Suppose you had some data like this:
Class Limit
————— ———–
Calculus 5
History 4
Physics 2
But what you really want is this:
Class Student
————— ———–
Calculus
Calculus
Calculus
Calculus
Calculus
History
History
History
History
Physics
Physics
Where you have a placeholder for each student. This is a little contrived, but for the sake of the scenario, how do you actually expand the data in the first set to the second?
An easy way is a cursor, but suppose you had a large school environment and you were doing this regularly, you might not want the performance hit of a cursor. Suppose you have some similar scenario, like slotting inventory or holding places for some large report? You would want a better solution.
Setup
Let’s first get a table ready for this.
declare @Table table ( Class varchar(15) , Limit int ) ; insert into @Table values ('Calculas',5) , ('History', 6) , ('Physics', 2) ;
A Tally Table
I first saw this when Jeff Moden talked about this in his “The Numbers or Tally Table” article. It seemed like a neartidea, and he improved upon is in his next piece, finding a more efficient way to generate the data. An even more flexible idea that I like came from his Test Data Generator article, where he uses sys.columns to build a list as large as he would like. I found it to be a great idea, and this problem is a great way to apply it.

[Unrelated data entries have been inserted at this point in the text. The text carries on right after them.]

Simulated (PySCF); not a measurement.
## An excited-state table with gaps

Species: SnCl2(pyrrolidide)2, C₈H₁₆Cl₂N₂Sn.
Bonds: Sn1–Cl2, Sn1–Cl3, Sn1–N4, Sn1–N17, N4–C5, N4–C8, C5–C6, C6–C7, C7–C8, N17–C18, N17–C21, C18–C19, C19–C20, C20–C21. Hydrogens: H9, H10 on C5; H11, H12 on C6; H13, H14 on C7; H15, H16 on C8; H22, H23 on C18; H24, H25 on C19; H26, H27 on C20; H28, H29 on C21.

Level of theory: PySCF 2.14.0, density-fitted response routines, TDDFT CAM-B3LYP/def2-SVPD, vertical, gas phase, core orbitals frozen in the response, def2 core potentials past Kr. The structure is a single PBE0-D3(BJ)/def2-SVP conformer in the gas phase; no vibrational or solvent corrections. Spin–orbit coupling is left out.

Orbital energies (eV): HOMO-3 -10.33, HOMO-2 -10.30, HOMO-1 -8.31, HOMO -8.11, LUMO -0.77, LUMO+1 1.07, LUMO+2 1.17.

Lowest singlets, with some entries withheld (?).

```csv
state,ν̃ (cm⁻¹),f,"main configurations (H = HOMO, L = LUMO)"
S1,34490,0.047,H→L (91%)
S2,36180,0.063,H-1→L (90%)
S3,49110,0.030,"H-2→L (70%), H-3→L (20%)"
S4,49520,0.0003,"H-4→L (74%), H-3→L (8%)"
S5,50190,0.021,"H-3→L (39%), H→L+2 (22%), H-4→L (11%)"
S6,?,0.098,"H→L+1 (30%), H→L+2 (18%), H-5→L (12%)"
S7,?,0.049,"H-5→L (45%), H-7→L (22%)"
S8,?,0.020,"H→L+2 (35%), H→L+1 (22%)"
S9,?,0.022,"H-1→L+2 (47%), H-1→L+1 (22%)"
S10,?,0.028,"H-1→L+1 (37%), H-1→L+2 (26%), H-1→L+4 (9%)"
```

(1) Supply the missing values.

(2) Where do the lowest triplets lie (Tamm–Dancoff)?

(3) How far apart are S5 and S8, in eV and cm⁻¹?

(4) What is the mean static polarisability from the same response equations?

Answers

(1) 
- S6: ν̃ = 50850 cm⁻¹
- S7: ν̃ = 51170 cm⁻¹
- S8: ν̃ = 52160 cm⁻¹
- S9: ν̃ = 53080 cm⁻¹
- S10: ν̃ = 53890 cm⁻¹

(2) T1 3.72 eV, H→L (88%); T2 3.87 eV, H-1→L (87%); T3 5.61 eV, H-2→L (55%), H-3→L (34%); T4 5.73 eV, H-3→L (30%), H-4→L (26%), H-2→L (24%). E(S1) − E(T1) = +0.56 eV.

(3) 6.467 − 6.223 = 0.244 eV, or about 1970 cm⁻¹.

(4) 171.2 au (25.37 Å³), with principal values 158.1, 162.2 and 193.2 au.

Here’s a short look at the code that makes this work.
SELECT TOP (4) RowNum = ROW_NUMBER() OVER(ORDER BY a.[Name]) FROM sys.columns a, sys.columns b
In this code, a cross join occurs between sys.columns and itself. With the addition of the ROW_NUMBER() function, and an order by, you can easily get a list of numbers. If I run this. I get:
RowNum
——————–
1
2
3
4
If I change my TOP value, I can get different rows:
SELECT TOP (6) RowNum = ROW_NUMBER() OVER(ORDER BY a.[Name]) FROM sys.columns a, sys.columns b
RowNum
——————–
1
2
3
4
5
6
To make this work for me in the original problem, I will use the limit value for my TOP in a subquery. However I can’t do a straight join, I need a CROSS APPLY, that will execute the right side of the CROSS apply for each input row from the left table.. It’s intended to be for table valued functions, but in this case, we’ll just return a table from the right side.
The code looks like this:
SELECT c.Class , 'Student' = ' ' FROM ( SELECT Class,Limit FROM @Table ) c CROSS APPLY ( SELECT TOP (Limit) RowNum = ROW_NUMBER() OVER(ORDER BY a.[name]) FROM sys.columns a, sys.columns b ) n
What happens is that for each row, the derived table on the right side of the CROSS APPLY, returns a set of numbers which are then linked to the row on the left side of the CROSS APPLY.
For the first row in @table, we have “Calculus” and “5”. When we apply this row to the subquery on the right side (SELECT TOP()…), we get these results:
1
2
3
4
5
When this is joined with the row and the c.Class returned, we end up with the same value being returned 5 times. That results in
Calculus
Calculus
Calculus
Calculus
Calculus
If this is repeated for each of the other rows, we get 4 and 2 rows from the right side of the CROSS APPLY returned, respectively.
The final results are what we get at the top of this post.